Author: Ron Graham
This lesson addresses an argument sometimes presented in favor of the Once Saved Always Saved doctrine. This doctrine says that salvation is unconditional and once granted cannot be revoked.
The doctrine holds that once you are saved you are always saved and can never be lost; once in grace, you cannot fall, regardless of what you do. An argument for this doctrine is drawn from the fact that Jesus prays for our salvation. If Jesus prays for something, his Father will grant it. So if Jesus prays for our salvation, then saved we will be, and it is impossible for us to fall.
It has been the prayer of Jesus that the saved remain saved.
The argument is that if any of the saved become lost, then the Father has refused to grant the prayer of his Son. His prayer has failed. Since it is inconceivable that the Father would reject his Son's prayer, the saved cannot be lost. That is the argument. Now let's see the false basis on which this argument rests.

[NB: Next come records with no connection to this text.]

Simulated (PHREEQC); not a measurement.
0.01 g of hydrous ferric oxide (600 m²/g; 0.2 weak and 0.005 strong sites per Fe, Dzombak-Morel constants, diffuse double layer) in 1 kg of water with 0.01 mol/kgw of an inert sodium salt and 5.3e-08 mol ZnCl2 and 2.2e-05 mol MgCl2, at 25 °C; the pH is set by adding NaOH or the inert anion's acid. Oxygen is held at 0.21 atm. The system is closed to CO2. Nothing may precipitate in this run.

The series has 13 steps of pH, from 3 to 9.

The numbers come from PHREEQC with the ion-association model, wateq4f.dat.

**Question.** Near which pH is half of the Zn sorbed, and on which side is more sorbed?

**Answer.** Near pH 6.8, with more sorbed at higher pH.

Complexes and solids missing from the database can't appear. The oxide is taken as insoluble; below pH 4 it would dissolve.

The argument rests on the assumption that God would never refuse to grant a prayer of his Son. However that assumption is not correct.
The basis for the argument is false because it assumes that the prayers of Jesus are unconditional, and God grants his requests unconditionally. That is not so. There are certain conditions under which God will or will not grant Christ's prayer for the saved. Let's now show what these conditions are.
Fortunately, the scripture is very clear about the conditions which must be met by us, if our Saviour's prayer for us is to avail rather than fail.
The conditions are that while ever we subject ourselves to God, he actively assists us, thereby answering his Son’s prayer for us (1Corinthians 10:12-13). If we set our hearts upon what Christ prays for, then God actively works in us and for us. Under those conditions, he will not let anyone snatch us away from Jesus our Saviour (1Corinthians 10:12-13, John 10:27-30).